It’s called the Living Wage Certification Program. In D.C., if you do business with the government, it’s the law to pay employees a “living wage” — currently set at $14.50 an hour. Under a forthcoming program, however, small businesses that choose to pay a living wage will be certified as Living Wage Businesses, giving them a boost among District shoppers who vote with their wallets.

The idea is to reward businesses that do right by their employees with publicity and promotion, similar to how a Fair Trade label carries cachet among some consumers. But as the District moves toward implementing the certification program, many questions remain — including how to define a living wage.

The District has long been a leader in progressive wage policy; according to the National Conference of State Legislatures, D.C. was the first jurisdiction to mandate a minimum wage higher than $10 an hour (in 2015), and among the first jurisdictions to pass a living wage law, back in 2006. Oxfam America, in fact, says that D.C. has the strongest labor laws in the country.

But the District is also one of the most expensive places to live in the country, with some of the worst income inequality. (It should be noted that these metrics all compare D.C., which is mostly urban and combines city and state-level governance, with states, which have urban, suburban and rural areas and separate city governance. That’s never a completely apples-to-apples comparison.) To afford an average two-bedroom apartment in the city, according to the National Low Income Housing Coalition, a worker would need to make $32.02 an hour — more than double the D.C. living wage.

And in July 2020, the minimum wage — currently $14 an hour, only $0.50 less per hour than the “living wage” — will increase to $15. At that point, District law says the living wage must be raised to equal the minimum wage.

Think Local First DC, a nonprofit that supports small and local businesses in the District, will administer the new certification program, which received a grant from the DC Department of Small and Local Business Development to do so. Michele Molotsky, managing director of the nonprofit, says that the group doesn’t yet know how it will define a living wage, but it might not align with the District’s definition.

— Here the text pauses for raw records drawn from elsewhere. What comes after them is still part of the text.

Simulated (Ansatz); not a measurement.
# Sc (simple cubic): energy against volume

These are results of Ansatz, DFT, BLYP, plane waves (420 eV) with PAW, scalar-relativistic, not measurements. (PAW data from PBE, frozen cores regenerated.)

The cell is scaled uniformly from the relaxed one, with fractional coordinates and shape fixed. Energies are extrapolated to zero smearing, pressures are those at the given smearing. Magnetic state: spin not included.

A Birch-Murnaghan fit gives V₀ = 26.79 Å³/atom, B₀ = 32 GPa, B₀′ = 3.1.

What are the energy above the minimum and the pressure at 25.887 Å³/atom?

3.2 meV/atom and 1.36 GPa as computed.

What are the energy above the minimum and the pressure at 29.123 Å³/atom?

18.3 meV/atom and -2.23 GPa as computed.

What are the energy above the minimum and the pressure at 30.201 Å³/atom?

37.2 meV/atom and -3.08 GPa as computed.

“It’s complicated,” she says. “We have employers who don’t [pay] $14.50 an hour, but … they provide healthcare when they don’t have to by law, or have stock options and profit sharing. How do we promote and reward an employer who pays $14.50 an hour and no benefits, but not an employer that pays $14 with an entire benefits package?”

Think Local First is researching and discussing these ideas now with a committee comprised of D.C. business owners from all eight wards of the city, across a variety of sectors.

Setting the magic number that “counts” as a living wage is, of course, the hardest part — and the entire point — of such a certification. Using the District’s definition seems counterproductive. At a panel discussion on the program hosted at Busboys & Poets Anacostia last week, Ed Lazere, executive director of the left-leaning think tank DC Fiscal Policy Institute, wondered what the point of such a certification would be. “I think a $14.50 living wage certification is the wrong approach,” he told the roughly 50 audience members. MIT’s Living Wage Calculator estimates that a single person in D.C. would need to make $18 an hour to afford the cost of living, a number many in the audience still felt was too low.

Lazere later told Next City that he supported the idea of a certification “if it is done right,” suggesting that the living wage target vary by industry. “If we set the living wage for certification at something like $18 … then some businesses may not be able to ever meet that (retailers), and others will meet the standard by paying what they currently pay just because that is the industry pay,” he wrote. “If that happens, then the certification will simply let customers know which industries pay the living wage and which ones don’t – without incentivizing a change in behavior. What is the value in that? My hope is to create a standard, perhaps different by industry, that would be above the industry average, but close enough that some employers could meet it.”

He added, “It’d be nice to reward businesses that are doing better by way of their workers, [but] the key goal should not be enshrining the way the market currently operates.”

Still, advocates say the certification is a start, and could have effects for both businesses and their employees. Raj Aggarwal, board president and co-founder of Think Local First DC, says he believes such a certification could be profitable. “Young people,” he told the panel audience, “are more likely to shop based on what’s in line with their values.” Were a business to take strategic advantage of promoting a certification, it could lead to a boost in sales that outweighs the additional cost to an employer.

That doesn’t yet appear to be the case with other living wage certifications across the country (the Living Wage Network lists seven), but many are quite new.

Seth Amsden, co-owner and head chef of restaurant/market Gray Jay Provisions in Harrisonburg, Virginia, is a participant in that city’s certification program, administered by the Virginia Interfaith Network. Gray Jay pays its employees $11 an hour, significantly more than the state minimum wage of $7.25, which makes the restaurant an “aspiring” living wage provider (many certification programs offer tiers.) “A big part [of our business] was to be sustainable in all aspects,” he says. “We were pretty already keyed into those ideas, and trying to make the restaurant work following those ideas.” Gray Jay was among the first businesses in Harrisonburg to be certified after the program launched earlier this year.

Amsden says he hasn’t traced a boost in business specifically back to the certification, although the local college paper wrote a story about the program. But extra sales wasn’t necessarily the goal. “It aligns with our values and it’s something we wanted to pursue. Hopefully [people] will think more favorably of us, but that wasn’t our intention.”

Back in D.C., Molotsky couldn’t say when the certification program would go live, as Think Local First is still researching how the program will work. But she says this type of work is crucial for equity in the District. “The economy has been changing; it’s becoming wealthier and it’s pushing people out — people who have been here a long time. … The kind of thing we hope to see out of this program is that people can continue to afford to live in the city and stay in the city.”

This article is part of The Bottom Line, a series exploring scalable solutions for problems related to affordability, inclusive economic growth and access to capital. Click here to subscribe to our Bottom Line newsletter.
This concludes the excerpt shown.